IAG’s gross written premium for 2005/06 is higher than the gross national income of more than 55 countries globally (source: World Bank). With this fact comes responsibility. Contributing 0.67% to Australia’s GDP, we aim to positively influence the economies of the communities in which we operate.
Delivering sustainable results
In 2006, we delivered a solid financial performance, recording a net profit after tax of $759 million, and our second-highest annual insurance margin and return on equity since listing. We declared our highest ever final dividend, bringing annual dividends paid to shareholders for the year to 29.5 cents per ordinary share, an 11.3% increase from the previous year. We also paid shareholders a special dividend of 12.5 cents per share in line our commitment to return $200 million in surplus capital to shareholders.
When measured since 1 January 2002, the Group's cumulative total shareholder return is 104.4%, which ranks the Group 25th of the companies in the S&P/ASX100 index that operated throughout the period.
Growth in international markets is essential for our long-term financial success. We have made progress on our plans to expand into Asia, having acquired interests in Malaysia, Thailand and Singapore during the year. We are also in final negotiations to purchase a stake in China's second largest general insurer, and we are continuing to investigate other potential acquisitions in general insurance markets in Asia and Europe. We will report on developments next year.
Minimising underinsurance
The economic implications of insurance – such as affordability and accessibility - are closely tied to social outcomes. Underinsurance is a critical case in point. Realising that your home or car is not comprehensively insured is highly stressful at the point of claim. Our customer service operators are trained to give information that helps our customers select the appropriate level of cover. We also provide free online insurance calculators that provide guidance for customers and the community in measuring their own risks.
In July 2005 we published a report called “What You Need to Know About Insurance: Would Have. Could Have. Should Have.”. The report details how an insurance premium is calculated as well as how to ensure customers have the appropriate level of cover. The report also provides tips on how customers can reduce their own risks and therefore influence the price of their own premiums.
In addition, the “Insure Your Stuff” campaign in New Zealand raises awareness of the risks of underinsurance in the university student community. University students are often unaware of the risks they face by not insuring their possessions, particularly as they are a frequently targeted group for burglary and crime. Representing the State brand, our sales team visits seven major universities during orientation week and provides information on how students can protect their “stuff”.
Taking a holistic approach to asset management
IAG Asset Management (IAGAM) is an integral part of our business. We invest some of the money we receive in the form of premiums to ensure there are adequate reserves in place to pay our customers’ claims, and we invest the capital back into our business. The investments held to pay future claims are largely invested in highly rated bonds while the Group’s capital is largely invested in equities.
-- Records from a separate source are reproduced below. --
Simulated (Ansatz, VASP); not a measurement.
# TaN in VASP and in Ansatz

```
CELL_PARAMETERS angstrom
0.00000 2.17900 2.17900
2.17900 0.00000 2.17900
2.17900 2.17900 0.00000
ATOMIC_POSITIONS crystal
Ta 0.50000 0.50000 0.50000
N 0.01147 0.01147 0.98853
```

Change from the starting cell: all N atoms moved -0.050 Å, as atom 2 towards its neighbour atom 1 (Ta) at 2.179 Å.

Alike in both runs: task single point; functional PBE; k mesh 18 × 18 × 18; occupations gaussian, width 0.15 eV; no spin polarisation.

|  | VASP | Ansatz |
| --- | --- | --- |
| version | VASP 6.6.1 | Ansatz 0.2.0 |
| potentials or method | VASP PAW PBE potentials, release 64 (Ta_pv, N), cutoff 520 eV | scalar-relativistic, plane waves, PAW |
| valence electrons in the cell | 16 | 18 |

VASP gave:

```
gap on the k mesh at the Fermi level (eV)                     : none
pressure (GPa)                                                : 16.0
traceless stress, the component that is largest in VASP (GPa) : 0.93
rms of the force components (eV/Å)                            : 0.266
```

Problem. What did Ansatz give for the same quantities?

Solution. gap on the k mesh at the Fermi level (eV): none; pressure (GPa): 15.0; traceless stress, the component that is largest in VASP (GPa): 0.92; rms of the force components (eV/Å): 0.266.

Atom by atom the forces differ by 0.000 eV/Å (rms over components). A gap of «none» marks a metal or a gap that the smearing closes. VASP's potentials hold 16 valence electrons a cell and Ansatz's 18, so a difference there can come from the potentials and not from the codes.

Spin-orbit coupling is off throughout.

We apply a rigorous set of criteria to our equity investment portfolio, with the ultimate goal of identifying investments that deliver long-term value. In our view, measures of long-term financial success- such as earnings growth and rising return on equity (ROE)- are linked to non-financial measures like the quality of relationships with employees and the community. We look at both types of measures when determining where we should invest.
As part of our research process, our IAGAM analysts meet with companies in which we may invest or are already invested. They directly assess whether these companies are taking into consideration economic, social and environmental factors that will impact on their long-term performance. Examples of such factors include:
- company behaviour towards employees, including issues such as employee turnover, share ownership, performance objectives, customer satisfaction and safety;
- assessing the cultural imperatives of the company;
- corporate governance, including a review of directors, accountability and compliance with generally accepted standards;
- community interaction such as how the organisation is viewed by the communities it operates in and how the company contributes to charities; and,
- environmental risk management of operations.
This approach gives us a more holistic view of a company’s potential long-term performance, and this, in turn, drives our investment decisions.
Investing in sustainable communities
Under the NRMA Insurance brand in NSW, we have partnered with police and local councils to reduce crime in Shellharbour, Dubbo and Redfern. In particular, we are seeking to decrease the levels of home burglary and car theft in these communities.
We used our claims data to identify Shellharbour, Dubbo and Redfern as pilot communities for the Social Capital Investment Program (SCIP), which includes the following initiatives:
- deploying the Crime Prevention Van, which allows a mobile security team to give advice to householders on home and car security;
- providing support and security advice to victims of burglary;
- BizSafe, a crime prevention program for small businesses; and
- Car park audits and car theft crime prevention.
SCIPs began in June 2004, and to date we have contributed data, staff expertise, time and funding. Results have been generally positive, and the response from the police and the community has been very encouraging.